Map Application Architecture

ID
WSTG-INFO-10

Summary

In order to effectively test an application, and to be able to provide meaningful recommendations on how to address any of the issues identified, it is important to understand what you are actually testing. Additionally, it can help determine whether specific components should be considered out of scope for testing.

Modern web applications can vary significantly in complexity, from a simple script running on a single server to a highly complex application spread across dozens of different systems, languages and components. There may also be additional network-level components such as firewalls or intrusion protection systems that can have a significant impact on testing.

Test Objectives

Understand the architecture of the application and the technologies in use.

How to Test

When testing from a black box perspective, it is important to try and build up a clear picture of how the application works, and which technologies and components are in place. In some cases it is possible to test for specific components (such as a web application firewall), while others can be identified by inspecting the behavior of the application.
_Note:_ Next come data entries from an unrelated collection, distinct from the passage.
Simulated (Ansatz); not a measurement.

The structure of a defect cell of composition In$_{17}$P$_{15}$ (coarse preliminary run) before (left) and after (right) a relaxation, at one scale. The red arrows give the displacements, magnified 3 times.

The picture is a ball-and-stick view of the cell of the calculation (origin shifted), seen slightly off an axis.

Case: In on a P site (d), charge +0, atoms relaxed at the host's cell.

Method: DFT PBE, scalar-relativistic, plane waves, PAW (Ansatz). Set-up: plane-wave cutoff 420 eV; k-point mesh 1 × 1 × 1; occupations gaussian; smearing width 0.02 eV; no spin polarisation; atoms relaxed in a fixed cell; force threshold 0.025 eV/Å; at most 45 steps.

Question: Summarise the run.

The sections below provide a high-level overview of common architectural components, along with details of how they can be identified.

Application Components

Web Server

Simple applications may run on a single server, which can be identified using the steps discussed in the Fingerprint Web Server section of the guide.

Platform-as-a-Service (PaaS)

In a Platform-as-a-Service (PaaS) model, the web server and underlying infrastructure are managed by the service provider, and the customer is only responsible for the application that this deployed on them. From a testing perspective, there are two main differences:

The application owner has no access to the underlying infrastructure, so will be unable to directly remediate any issues.
Infrastructure testing is likely to be out of scope for any engagements.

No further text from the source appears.